Jump to content
Join the Unexplained Mysteries community today! It's free and setting up an account only takes a moment.
- Sign In or Create Account -

Ghost video merits?


Benfornow

Recommended Posts

I'm new to the field of paranormal and ghosts. As one who has never had a paranormal experience, I never done any kind of research into the matter, so my knowledge is lacking. I do find it interesting. I'm of the thought that anything that is shown on Ghost Hunters or Ghost Adventures ect is staged to drive ratings and increase profit. I hold no credibility for any produced shows.

However, if ghosts are real then I think the best evidence would come from someone not trying to make a buck. For the skeptics on this subject, would there be any kind of video evidence alone, that would change your mind? For the believers, what are some of the best video examples of ghosts on unexplained-mysteries.com?

I want to get the opinions from both sides of the aisle and then I want try to get some footage to prove to myself the existence. Suppose on the small chance that I would get something on video that appears questionable. Is is ok to enhance the video?

  • Like 1
Link to comment
Share on other sites

I've had a few personal encounters, so call me a believer. However, there is no video that I would trust. No matter how fantastic or unbelieveable it may appear it would never be "proof" to me. Cork me ghost in a bottle, then we have proof.

  • Like 3
Link to comment
Share on other sites

Frankly, I don't get the question. Today, it is far easier than it ever was to fake a video - depending on the content, even an amateur can put together something 'ethereal'.

If *any* video comes with no supporting provenance, it is virtually worthless. I'm curious why you would think that a 'real' paranormal video should be judged without any other consideration?

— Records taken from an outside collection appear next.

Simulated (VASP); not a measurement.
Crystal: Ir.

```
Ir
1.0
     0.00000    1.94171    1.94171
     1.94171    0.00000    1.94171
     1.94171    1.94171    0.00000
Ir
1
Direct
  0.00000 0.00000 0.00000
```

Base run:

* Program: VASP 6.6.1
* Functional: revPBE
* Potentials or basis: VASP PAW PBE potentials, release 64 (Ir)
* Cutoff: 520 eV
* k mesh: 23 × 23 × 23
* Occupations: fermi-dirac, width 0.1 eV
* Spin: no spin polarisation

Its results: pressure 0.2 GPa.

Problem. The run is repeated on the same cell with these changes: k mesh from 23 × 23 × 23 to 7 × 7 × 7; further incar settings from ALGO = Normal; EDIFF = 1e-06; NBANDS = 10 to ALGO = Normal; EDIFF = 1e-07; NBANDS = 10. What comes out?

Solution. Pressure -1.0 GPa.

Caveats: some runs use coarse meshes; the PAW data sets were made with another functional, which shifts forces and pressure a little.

Surely if a 'genuine' person takes such a video then there will be a whole story to go with it and also that person should be openly contributing to the debate - not only answering questions but also doing follow up videos using the same equipment, returning to the scene, etc, etc. If they are not... you're almost certainly being scammed - either that or the video author doesn't think it's worth putting in any time, in which case why should we?

Edited by ChrLzs
  • Like 4
Link to comment
Share on other sites

These days, every video and every still image can be faked. There are even 'Ghost apps' that will insert a spectral photo-bomber into your pics. You can 100% trust NOTHING you see on the internet. This is a game-changer for everyone interested in this area of the paranormal.

Obviously, in shows like GhostHunters, Most Haunted, etc, some things are faked if there is no 'real' paranormal activity to report. People earn a living from these shows.

However, 'making a buck' is not the only incentive. There are fakes all over youtube, made by people who simply delight in hoaxing, or want to increase the number of views on their videos.

  • Like 3
Link to comment
Share on other sites

I'm new to the field of paranormal and ghosts. As one who has never had a paranormal experience, I never done any kind of research into the matter, so my knowledge is lacking. I do find it interesting. I'm of the thought that anything that is shown on Ghost Hunters or Ghost Adventures ect is staged to drive ratings and increase profit. I hold no credibility for any produced shows.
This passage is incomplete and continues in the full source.